Published on 26 Mar 2015 • Delaware |
"(ii) If the Drag-along Sale is structured as a sale of all or substantially all of the consolidated assets of the Company and the Company Subsidiaries or as a merger, consolidation, recapitalization, or reorganization of the Company or other transaction requiring the consent or approval of the Stockholders, then notwithstanding anything to the contrary in this Agreement, each Drag-along Stockholder shall (A) vote (in person, by proxy or by written consent, as requested) all of its voting securities (including any voting Shares) in favor of the Drag-along Sale (and any related actions necessary to consummate such sale) and otherwise consent to and raise no objection to such Drag-along Sale and such related actions and (B) refrain from taking any actions to exercise, and shall take all actions to waive, any dissenters', appraisal or other similar rights that it may have in connection with such transaction." (Emphasis added.)

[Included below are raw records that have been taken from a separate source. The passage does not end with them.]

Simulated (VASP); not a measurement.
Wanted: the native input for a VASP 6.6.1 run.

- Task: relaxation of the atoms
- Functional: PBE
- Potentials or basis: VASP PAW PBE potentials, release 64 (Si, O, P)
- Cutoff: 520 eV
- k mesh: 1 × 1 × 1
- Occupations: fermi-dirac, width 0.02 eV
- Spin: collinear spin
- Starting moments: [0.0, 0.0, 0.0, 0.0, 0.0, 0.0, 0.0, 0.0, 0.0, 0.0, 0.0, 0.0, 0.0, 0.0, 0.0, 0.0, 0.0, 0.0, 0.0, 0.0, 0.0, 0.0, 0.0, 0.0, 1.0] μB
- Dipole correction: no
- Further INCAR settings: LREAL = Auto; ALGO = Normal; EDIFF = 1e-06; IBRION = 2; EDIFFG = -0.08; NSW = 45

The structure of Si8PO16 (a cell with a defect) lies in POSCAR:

"[I]f at any time any stockholder of the Company [...] owning a majority or more of the voting capital stock of the Company (hereinafter, collectively the 'Transferring Stockholders') proposes to enter into any [Change-in-Control Transaction], the Company may require the Minority Stockholders to participate in such Change-in-Control Transaction with respect to all or such number of the Minority Stockholders' Shares as the Company may specify in its discretion, by giving the Minority Stockholders written notice thereof at least ten days in advance of the date of the transaction or the date that tender is required, as the case may be. Upon receipt of such notice, the Minority Stockholders shall tender the specified number of Shares[...] In addition, if at any time the Company and/or any Transferring Stockholders propose to enter into any such Change-in-Control Transaction, the Company may require the Minority Stockholders to vote in favor of such transaction, where approval of the shareholders is required by law or otherwise sought, by giving the Minority Stockholders notice thereof within the time prescribed by law and the Company's Certificate of Incorporation and By-Laws for giving notice of a meeting of shareholders called for the purpose of approving such transaction[...]" (Emphasis added.)
"Participation. At any time prior to [the consummation of a Qualified Public Offering/[INSERT DATE]], if [the Investor (together with its respective Permitted Transferees)/one or more Stockholders (together with their respective Permitted Transferees) holding no less than a majority of all the [issued and outstanding Class A Common Stock/Shares on a Fully Diluted Basis]] (such Stockholder(s), the "Dragging Stockholder"), proposes to consummate, in one transaction or a series of related transactions, a Change of Control (a "Drag-along Sale"), the Dragging Stockholder shall have the right, after delivering the Drag-along Notice in accordance with Section 4.05(c) and subject to compliance with Section 4.05(d), to require that each other Stockholder (each, a "Drag-along Stockholder") participate in such Drag-along Sale[...]" (Emphasis added.)